Friday, December 16, 2011

Vacation in Calcutta: Changing Landscape

I returned from Calcutta to Bangalore this week. Each time I visit Calcutta I feel the old Calcutta I grew up in has moved a few more inches back to make way for a new Calcutta. Most old buildings have made way for new apartments. The ones that have not received the interest of promoters are begging for repair to resist the effect of time. Their owners don’t repair them - either because they are not financially sound enough or because the buildings are let out, in parts, to multiple tenants who have not revised their rents for decades.


These buildings are generally sprawling with large verandas. They present risk to pedestrians walking under them. Some buildings have cautionary boards on them and the rest leave the pedestrians to their fate.

A little away from my area a ruin drew my attention. It is a heap of debris, remnants of an old structure under demolition now. At the middle of the ruin stands a grocery shop which has somehow escaped the demolition drive.

I asked how. The building belonged to a widow whose children are settled in the US. The widow owned several buildings which she willed away to charity organizations some time back. One of them she donated to the healthcare wing of an organization which is supposed to take care of her in return until she is alive.

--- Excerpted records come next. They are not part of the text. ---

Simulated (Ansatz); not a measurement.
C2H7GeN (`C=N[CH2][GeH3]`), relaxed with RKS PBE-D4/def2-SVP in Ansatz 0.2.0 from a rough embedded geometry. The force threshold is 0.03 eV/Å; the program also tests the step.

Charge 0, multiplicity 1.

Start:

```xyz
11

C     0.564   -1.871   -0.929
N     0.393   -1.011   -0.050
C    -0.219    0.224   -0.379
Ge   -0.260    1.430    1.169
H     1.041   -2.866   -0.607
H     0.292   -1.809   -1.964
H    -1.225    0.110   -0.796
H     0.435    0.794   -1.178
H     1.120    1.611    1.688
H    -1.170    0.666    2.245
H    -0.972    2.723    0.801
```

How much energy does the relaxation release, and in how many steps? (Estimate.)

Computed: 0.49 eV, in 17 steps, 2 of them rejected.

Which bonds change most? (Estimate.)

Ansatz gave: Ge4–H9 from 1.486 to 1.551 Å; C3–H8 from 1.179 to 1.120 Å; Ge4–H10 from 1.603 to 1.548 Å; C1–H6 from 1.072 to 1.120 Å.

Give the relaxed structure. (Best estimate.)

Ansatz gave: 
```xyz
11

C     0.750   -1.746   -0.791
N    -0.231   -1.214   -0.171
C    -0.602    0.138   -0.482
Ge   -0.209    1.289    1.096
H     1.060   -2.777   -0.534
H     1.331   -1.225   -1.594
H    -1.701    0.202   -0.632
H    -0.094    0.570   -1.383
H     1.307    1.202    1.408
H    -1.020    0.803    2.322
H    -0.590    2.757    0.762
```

The building with the shop within was also her property. It will be replaced by an ashram. The building, like other old buildings, had lot of tanents. While the other tenants accepted the financial compensation the promoter offered them to leave the building, the grocery shop owners (four brothers) refused to accept the payment and demanded a shop in the same position of the  ashram instead. The promoter refused and the grocer brothers went to court, halting the demolition drive. This is the story of any changing landscape.